Solved – Generalized linear mixed models: model selection

aicglmmmixed modelmodel selectionstepwise regression

This question/topic came up in a discussion with a colleague and I was looking for some opinions on this:

I am modeling some data using a random effects logistic regression, more precisely a random intercept logistic regression. For the fixed effects I have 9 variables that are of interest and come into consideration. I would like to do some sort of model selection to find the variables that are significant and give the “best” model (main effects only).

My first idea was to use the AIC to compare different models but with 9 variables I was not too exciting to compare 2^9=512 different models (keyword: data dredging).

I discussed this with a colleague and he told me that he remembered reading about using stepwise (or forward) model selection with GLMMs. But instead of using a p-value (e.g. based on a likelihood ratio test for GLMMs), one should use the AIC as entry/exit criterion.

I found this idea very interesting, but I did not find any references that further discussed this and my colleague did not remember where he read it. Many books suggest using the AIC to compare models but I did not find any discussion about using this together with a stepwise or forward model selection procedure.

So I have basically two questions:

  1. Is there anything wrong with using the AIC in a stepwise model selection procedure as entry/exit criterion? If yes, what would be the alternative?

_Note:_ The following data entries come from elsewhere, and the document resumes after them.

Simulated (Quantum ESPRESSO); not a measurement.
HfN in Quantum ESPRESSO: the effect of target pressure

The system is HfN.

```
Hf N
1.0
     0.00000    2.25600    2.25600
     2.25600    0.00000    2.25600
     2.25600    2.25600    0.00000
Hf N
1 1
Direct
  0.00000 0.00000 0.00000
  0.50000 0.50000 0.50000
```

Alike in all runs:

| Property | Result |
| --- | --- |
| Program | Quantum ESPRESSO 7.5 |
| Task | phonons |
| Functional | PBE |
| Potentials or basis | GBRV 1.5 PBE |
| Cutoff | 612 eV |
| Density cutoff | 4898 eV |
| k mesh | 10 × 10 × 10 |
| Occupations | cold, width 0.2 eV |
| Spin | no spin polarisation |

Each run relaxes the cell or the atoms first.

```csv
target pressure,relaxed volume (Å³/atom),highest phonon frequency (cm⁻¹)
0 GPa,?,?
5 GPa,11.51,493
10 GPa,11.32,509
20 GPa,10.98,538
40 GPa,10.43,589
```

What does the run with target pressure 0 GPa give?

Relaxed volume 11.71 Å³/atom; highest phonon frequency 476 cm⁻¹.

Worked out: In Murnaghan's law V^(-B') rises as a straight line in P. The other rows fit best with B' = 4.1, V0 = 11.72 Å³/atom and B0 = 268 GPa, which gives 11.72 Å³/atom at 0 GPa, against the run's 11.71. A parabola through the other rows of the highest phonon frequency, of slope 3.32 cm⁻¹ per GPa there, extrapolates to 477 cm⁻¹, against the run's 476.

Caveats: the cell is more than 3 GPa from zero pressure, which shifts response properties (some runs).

  2. Do you have some references that discuss the above procedure that (also as reference for a final report?

Best,

Emilia

Best Answer

Stepwise selection is wrong in multilevel models for the same reasons it is wrong in "regular" regression: The p-values will be too low, the standard errors too small, the parameter estimates biased away from 0 etc. Most important, it denies you the opportunity to think.

9 IVs is not so very many. Why did you choose those 9? Surely you had a reason.

One initial thing to do is look at a lot of plots; which precise ones depends a little on whether your data are longitudinal (in which case plots with time on the x-axis are often useful) or clustered. But surely look at relationships between the 9 IVs and your DV (parallel box plots are one simple possibility).

The ideal would be to build a few models based on substantive sense and compare them using AIC, BIC or some other measure. But don't be surprised if no particular model comes forth as clearly best. You don't say what field you work in, but in many (most?) fields, nature is complicated. Several models may fit about equally well and a different model may fit better on a different data set (even if both are random samples from the same population).

As for references - there are lots of good books on nonlinear mixed models. Which one is best for you depends on a) What field you are in b) What the nature of the data is c) What software you use.

Responding to your comment

  1. If all 9 variables are scientifically important, I would at least consider including them all. If a variable that everyone thinks is important winds up having a small effect, that is interesting.

  2. Certainly plot all your variables over time and in various ways.

  3. For general issues about longitudinal multilevel models I like Hedeker and Gibbons; for nonlinear longitudinal models in SAS I like Molenberghs and Verbeke. The SAS documentation itself (for PROC GLIMMIX) also provides guidance.